When I was invited to join Faber, in 1984, the fiction editor was Robert McCrum. He was excitable then, and so was I. I couldn’t wait to be on his list of writers, since he was publishing Kazuo Ishiguro, Milan Kundera, Josef Škvorecký, Peter Carey, Mario Vargas Llosa, Caryl Phillips, Paul Auster, Lorrie Moore, Danilo Kiš, Marilynne Robinson and Vikram Seth. Not long before, Rushdie had won the Booker prize for Midnight’s Children and that masterpiece, with its echoes of Günter Grass and Gabriel García Márquez, suddenly seemed like a great opportunity. The world was coming in. What had been a narrow and sterile place was opening up. These books were successful; readers discovered that they wanted them. Today something similar can happen to Penguin.
McCrum, of course, is one of those white Oxbridge men. The list of authors in this paragraph rather undercuts the thesis of the piece, since it provides evidence that a lot of diversification has been under way for quite some time — though it would appear that the authors were chosen not for ethnic reasons, but for the quality of their work. Kureishi, I gather, would prefer that an author's ethnicity be given pride of place.
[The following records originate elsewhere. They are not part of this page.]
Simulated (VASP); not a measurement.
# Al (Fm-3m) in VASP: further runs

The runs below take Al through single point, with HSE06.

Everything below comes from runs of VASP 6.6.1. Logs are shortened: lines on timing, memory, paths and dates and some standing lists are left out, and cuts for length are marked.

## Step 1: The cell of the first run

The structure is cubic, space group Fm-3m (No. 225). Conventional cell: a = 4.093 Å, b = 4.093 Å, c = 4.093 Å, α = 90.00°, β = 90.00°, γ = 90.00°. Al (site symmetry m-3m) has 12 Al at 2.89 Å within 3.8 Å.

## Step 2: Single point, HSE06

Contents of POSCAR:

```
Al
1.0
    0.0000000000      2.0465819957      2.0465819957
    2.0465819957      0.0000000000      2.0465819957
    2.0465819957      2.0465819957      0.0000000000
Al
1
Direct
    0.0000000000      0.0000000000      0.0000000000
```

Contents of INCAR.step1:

The British creativity I grew up with – in pop, fashion, poetry, the visual arts and the novel – has almost always come from outside the mainstream: from clubs, gay subcultures, the working class and from the street. Many of the instigators may have been white, but they were not from the middle class – a class that lacks, in my experience, the imagination, fearlessness and talent to be truly subversive.Why art that is subversive is better than art that is not escapes me. As for the suggestion elsewhere that Lionel Shriver may not realize that "greatness can come from anywhere," I can assure our sanctimonious author that she is well aware of that.